Norway’s krone will gain further as investors “desperate” for protection against a deepening European debt crisis turn to one of the few haven markets that isn’t overvalued, said Deutsche Bank AG, the world’s biggest currency trader.
The krone rose more than any other major currency against the franc on Sept. 6, when the Swiss National Bank said it will defend a target of 1.2 against the euro with “utmost determination.” As Swiss efforts to shut the door on franc appreciation force investors to turn elsewhere, the krone will be one of the currencies to fill the vacuum, said Henrik Gullberg, a London-based strategist at Deutsche Bank.
“There is a desperate need for safe havens and the krone is an obvious candidate,” Gullberg said in a phone interview yesterday. “The krone is not significantly overvalued, which is another thing that is attractive.”
The currency has lured investors drawn to Norway’s 10.5 percent budget surplus of gross domestic product last year, the biggest of all AAA rated sovereigns. Norway boasts Europe’s lowest unemployment rate and has been shielded from the worst of the global economic crisis thanks to its oil output. Income from the energy industry is stored in the country’s $540 billion oil fund, helping support the world’s lowest risk of default, as measured by credit default swaps.
The central bank today warned it would act to limit the currency’s strength.

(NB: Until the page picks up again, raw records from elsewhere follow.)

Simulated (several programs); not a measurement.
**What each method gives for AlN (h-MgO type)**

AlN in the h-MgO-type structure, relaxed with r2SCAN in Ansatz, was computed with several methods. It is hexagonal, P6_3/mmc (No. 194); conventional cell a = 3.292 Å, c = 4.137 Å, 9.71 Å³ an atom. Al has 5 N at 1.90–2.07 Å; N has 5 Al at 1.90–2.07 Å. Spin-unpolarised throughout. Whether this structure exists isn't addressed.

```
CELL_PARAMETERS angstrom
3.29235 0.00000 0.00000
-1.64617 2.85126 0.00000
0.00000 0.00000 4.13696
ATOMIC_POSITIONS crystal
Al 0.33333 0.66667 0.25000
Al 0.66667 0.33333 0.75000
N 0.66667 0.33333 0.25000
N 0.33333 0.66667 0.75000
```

“A krone that is too strong can over time result in inflation that is too low and growth that is too weak,” Governor Oeystein Olsen said today in a speech at the University of Oslo. “In that case, monetary policy measures will be taken. In Norway, the key policy rate is the relevant instrument.”
The krone is the best performing major currency against the dollar, the euro and the yen since Standard & Poor’s Aug. 5 downgrade of the U.S. deepened a global market sell-off. The krone rose as much as 2.3 percent to the euro after the Swiss National Bank announced its cap this week, and surged 10.2 percent against the franc. It gained 1.1 percent versus the euro yesterday before trading down about 0.3 percent at 7.5927.
The krone strengthened 0.2 percent to 7.5746 per euro as of 11:25 a.m. It was little changed against the dollar at 5.3839.
Norwegian government bonds rose yesterday, driving 10-year debt higher for the fifth straight day, as investors sought the relative safety of top-rated government debt. Two-year yields fell to a record low, with 10-year yields less than three basis points from an all-time low.
While Norway’s central bank and government have signaled they will adapt policy to avoid stoking krone gains that hamper exports, they have steered clear of any measures reminiscent of the interventions that the Swiss and Japanese have deployed. Policy makers have less reason to interfere with the Norwegian krone, as the currency hasn’t appreciated far beyond its fair value, Gullberg said.
Prepared for Fluctuations
“We have to be prepared for fluctuations in the krone exchange rate” amid “volatile” financial markets, Finance Minister Sigbjoern Johnsen said in an e-mailed reply to questions yesterday, after the krone reached its highest level against the euro since February 2003.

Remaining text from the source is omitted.